2004-03-12 21:01:15

by Tim Hockin

[permalink] [raw]
Subject: calling flush_scheduled_work()

We've recently bumped into an issue, and I'm not sure which is the real bug.

In short we have a case where mntput() is called from the kevetd workqueue.
When that mntput() hit an NFS mount, we got a deadlock. It turns out that
deep in the RPC code, someone calls flush_scheduled_work(). Deadlock.

So what is the real bug?

Is it verboten to call mntput() from keventd? What other things might lead
to a flush_scheduled_work() and must therefore be avoided?

Should callers of flush_scheduled_work() be changed to use private
workqueues? There are 31 calls that I got from grep. 25 are in drivers/, 1
in ncpfs, 3 in nfs4, 2 in sunrpc. The drivers/ are *probably* ok. Should
those other 6 be changed?

Either way, it seems like there should maybe be a check and a badness
warning if flush_workqueue is called from that workqueue.

Which avenue should we follow? Our own problem can be fixed differently,
but I didn't want to just ignore this unstated assumption that it is safe to
call flush_scheduled_work() anywhere.

Tim

--
Tim Hockin
Sun Microsystems, Linux Software Engineering
[email protected]
All opinions are my own, not Sun's


2004-03-12 22:00:52

by Trond Myklebust

[permalink] [raw]
Subject: Re: calling flush_scheduled_work()

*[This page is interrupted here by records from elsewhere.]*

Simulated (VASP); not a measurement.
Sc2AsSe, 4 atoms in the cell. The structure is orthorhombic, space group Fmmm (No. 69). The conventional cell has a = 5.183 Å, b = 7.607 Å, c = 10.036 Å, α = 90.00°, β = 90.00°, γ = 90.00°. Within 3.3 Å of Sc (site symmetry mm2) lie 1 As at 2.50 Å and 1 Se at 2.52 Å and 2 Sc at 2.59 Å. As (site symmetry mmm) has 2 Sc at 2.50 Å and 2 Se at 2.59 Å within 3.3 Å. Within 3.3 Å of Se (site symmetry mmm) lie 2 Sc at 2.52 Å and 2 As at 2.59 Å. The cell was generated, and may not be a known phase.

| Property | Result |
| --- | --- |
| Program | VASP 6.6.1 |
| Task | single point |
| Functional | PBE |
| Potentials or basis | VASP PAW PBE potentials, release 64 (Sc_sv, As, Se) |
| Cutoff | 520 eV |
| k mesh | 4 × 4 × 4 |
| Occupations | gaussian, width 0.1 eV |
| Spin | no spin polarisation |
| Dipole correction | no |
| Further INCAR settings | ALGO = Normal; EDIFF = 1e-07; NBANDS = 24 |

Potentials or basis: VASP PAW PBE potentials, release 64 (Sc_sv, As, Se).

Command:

P? fr , 12/03/2004 klokka 15:58, skreiv Tim Hockin:
> We've recently bumped into an issue, and I'm not sure which is the real bug.
>
> In short we have a case where mntput() is called from the kevetd workqueue.
> When that mntput() hit an NFS mount, we got a deadlock. It turns out that
> deep in the RPC code, someone calls flush_scheduled_work(). Deadlock.
>
> So what is the real bug?
>
> Is it verboten to call mntput() from keventd? What other things might lead
> to a flush_scheduled_work() and must therefore be avoided?
>
> Should callers of flush_scheduled_work() be changed to use private
> workqueues? There are 31 calls that I got from grep. 25 are in drivers/, 1
> in ncpfs, 3 in nfs4, 2 in sunrpc. The drivers/ are *probably* ok. Should
> those other 6 be changed?

It would be dead easy to change RPC+NFS to use their own, workqueue. In
fact I've already considered that several times in the places where the
NFSv4 state stuff gets hairy. ... but it might be nice not to have to
set up all these (mostly) idle threads for exclusive use by NFS just in
order to catch a corner case.

Could we therefore perhaps consider setting up one or more global
workqueues that would be alternatives to keventd?

Cheers,
Trond

2004-03-12 22:38:43

by Tim Hockin

[permalink] [raw]
Subject: Re: calling flush_scheduled_work()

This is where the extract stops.